One of my good friends told me an adage her mother shared with her about parenting: “Parenting is a tricky business, because if I do my job correctly, I become obsolete.” The longer I’ve thought about that tidbit, the more I realize it is true. The whole job of a parent is to raise a child to be a contributing member of the human race, to know how to support herself, to be a good person. That job never really stops, but there does come a time when the child starts making her own decisions, and mom and dad just have to watch. The parents in this film are faced with that problem: watching their children make a choice that the parents don’t agree with.

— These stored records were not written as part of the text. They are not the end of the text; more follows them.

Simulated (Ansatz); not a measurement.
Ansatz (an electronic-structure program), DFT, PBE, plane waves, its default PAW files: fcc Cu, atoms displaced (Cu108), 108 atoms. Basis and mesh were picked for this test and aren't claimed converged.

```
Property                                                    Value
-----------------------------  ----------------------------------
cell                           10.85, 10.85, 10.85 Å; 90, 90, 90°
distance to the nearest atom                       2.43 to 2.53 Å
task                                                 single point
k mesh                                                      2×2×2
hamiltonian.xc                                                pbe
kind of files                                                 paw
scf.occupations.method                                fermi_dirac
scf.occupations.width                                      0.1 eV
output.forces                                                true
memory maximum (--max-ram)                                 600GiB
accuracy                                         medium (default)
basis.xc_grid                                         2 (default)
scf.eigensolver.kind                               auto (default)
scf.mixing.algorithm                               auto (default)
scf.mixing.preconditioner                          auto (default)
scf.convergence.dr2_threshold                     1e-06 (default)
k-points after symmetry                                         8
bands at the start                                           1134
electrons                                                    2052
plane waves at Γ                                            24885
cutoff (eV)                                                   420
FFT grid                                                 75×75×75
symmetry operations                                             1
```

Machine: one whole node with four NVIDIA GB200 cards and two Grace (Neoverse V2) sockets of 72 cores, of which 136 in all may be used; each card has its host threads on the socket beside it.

Guess Who’s Coming To Dinner explores several themes–bigotry, love, parenting–yet it doesn’t get preachy. Sometimes movies force the moral: the cadre of teen self-esteem films comes to mind here. But even at the end, as Spencer Tracy launches into his decision of whether or not his carefree white daughter can marry the likes of a successful black doctor, I didn’t feel I was being clobbered with a message of tolerance, nor did it feel like Tracy was asking for his daughter to settle.
Favorite part of the movie? When Katharine Hepburn disposes of her gallery employee. Classic ascerbic delivery that made her so much fun to watch in The Philadelphia Story.
Sidney Poitier’s performance, of course, was superb. Having watched To Sir, With Love a couple weeks ago, I enjoyed his portrayal of a nervous boyfriend more than his demanding teacher. The only problem I had–and perhaps this is really the message about parenting more than anything else–is that Poitier is supposed to be 37 years old. Yet he is scared to tell his parents he plans to marry a white girl. Is that realistic? I’m only five years away from 37, and as I muse over marriage prospects, I guess I would be scared to death if I was to try and marry outside my religious culture. Not quite the same as race, but the same idea is there.
The hardest part of parenting, I would suspect, is watching a child make a choice and trusting she knows what she’s doing. That can’t be easy. And while parents–and teachers–eventually become obsolete to a point, their influence and lessons do not. They become the voices in our head that guide us, argue with us, and help us make those tough choices.
One thought on “#99 Guess Who’s Coming To Dinner?”
Had you experienced American life in the early 60’s you would have no trouble empathizing with Poitier’s nervousness. >>My wife is Japanese, I’m of European decent, and I was the one who was “coming to dinner” in Japan. Fortunately, it wasn’t as big a deal for us (on either side of the ocean) as compared to mixed marriages in the USA forty or fifty years ago.>>As a father of two young adult women – one of whom is married – I can say it isn’t easy. But at some point a parent needs to realize they’ve done their part and it is time for their child turned adult to make their own choices. I feel my daughters turned out just fine and make good choices.>>We all like that movie a lot.